The findings refute what is known as the "Speech is Special" theory.
"This argument proposes that besides humans being the only species able to produce speech, due to their anatomy, they also have a specialized cognitive module to process speech," Heimbauer explained.
Supporters of the "Speech is Special" view have pointed to the fact that humans can understand speech, even when it is incomplete or highly distorted. The alternative view to the hypothesis, she said, is that auditory processing is fundamentally similar across most mammals, and that many animals have latent abilities for speech perception.
"What we are saying is that humans do not need unique cognitive abilities to process speech, and that instead, the general auditory processes that we share with apes, and probably a common ancestor, can be used to accomplish speech perception tasks," she said. "Panzee then is able to understand speech because of her early experience in a speech-rich environment, and because she was taught about the association between words and their meaning from a very early age."
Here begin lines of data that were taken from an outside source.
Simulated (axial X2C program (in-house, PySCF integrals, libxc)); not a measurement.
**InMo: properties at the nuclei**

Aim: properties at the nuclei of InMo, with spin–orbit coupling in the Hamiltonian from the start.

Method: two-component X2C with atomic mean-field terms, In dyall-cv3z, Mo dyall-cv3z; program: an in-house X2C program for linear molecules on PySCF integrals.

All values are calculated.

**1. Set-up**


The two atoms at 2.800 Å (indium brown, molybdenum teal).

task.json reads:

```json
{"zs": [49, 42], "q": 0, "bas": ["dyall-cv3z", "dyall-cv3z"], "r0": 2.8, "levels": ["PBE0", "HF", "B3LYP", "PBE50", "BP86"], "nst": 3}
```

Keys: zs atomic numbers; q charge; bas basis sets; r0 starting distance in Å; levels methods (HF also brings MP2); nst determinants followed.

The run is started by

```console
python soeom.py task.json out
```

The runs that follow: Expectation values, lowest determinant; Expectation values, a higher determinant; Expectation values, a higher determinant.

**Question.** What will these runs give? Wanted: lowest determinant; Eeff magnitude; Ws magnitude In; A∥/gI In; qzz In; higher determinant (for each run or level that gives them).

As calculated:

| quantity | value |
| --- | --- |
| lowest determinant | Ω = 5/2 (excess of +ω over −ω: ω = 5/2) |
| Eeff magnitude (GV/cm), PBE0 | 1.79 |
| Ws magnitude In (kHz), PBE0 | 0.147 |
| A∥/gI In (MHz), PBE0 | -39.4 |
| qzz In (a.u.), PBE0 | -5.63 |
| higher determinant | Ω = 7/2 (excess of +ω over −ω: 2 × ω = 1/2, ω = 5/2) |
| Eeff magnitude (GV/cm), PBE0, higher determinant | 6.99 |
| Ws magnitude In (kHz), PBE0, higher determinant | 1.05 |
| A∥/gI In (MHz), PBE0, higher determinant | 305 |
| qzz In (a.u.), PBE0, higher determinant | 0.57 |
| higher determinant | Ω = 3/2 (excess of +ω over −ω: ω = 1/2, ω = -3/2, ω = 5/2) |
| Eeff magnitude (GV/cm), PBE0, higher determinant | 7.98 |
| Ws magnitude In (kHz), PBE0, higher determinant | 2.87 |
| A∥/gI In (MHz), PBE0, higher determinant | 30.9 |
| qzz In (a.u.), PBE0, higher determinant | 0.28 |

"These are the same things that allow humans to learn how to understand speech," she said.
There is evidence that non-human primates use specific vocalizations in certain situations, but researchers hesitate in labeling these as being part of a "language." The communications are not believed to be very complex.
Nonetheless, the findings suggest that, with education and experience, chimpanzees can become proficient in aspects of human languages, allowing them to communicate certain feelings and desires with us.
Panzee "certainly does communicate about her wants and needs, sometimes putting two to three words together," Heimbauer said, adding that the female chimp does this using the visuo-graphic symbols that she learned when she was young.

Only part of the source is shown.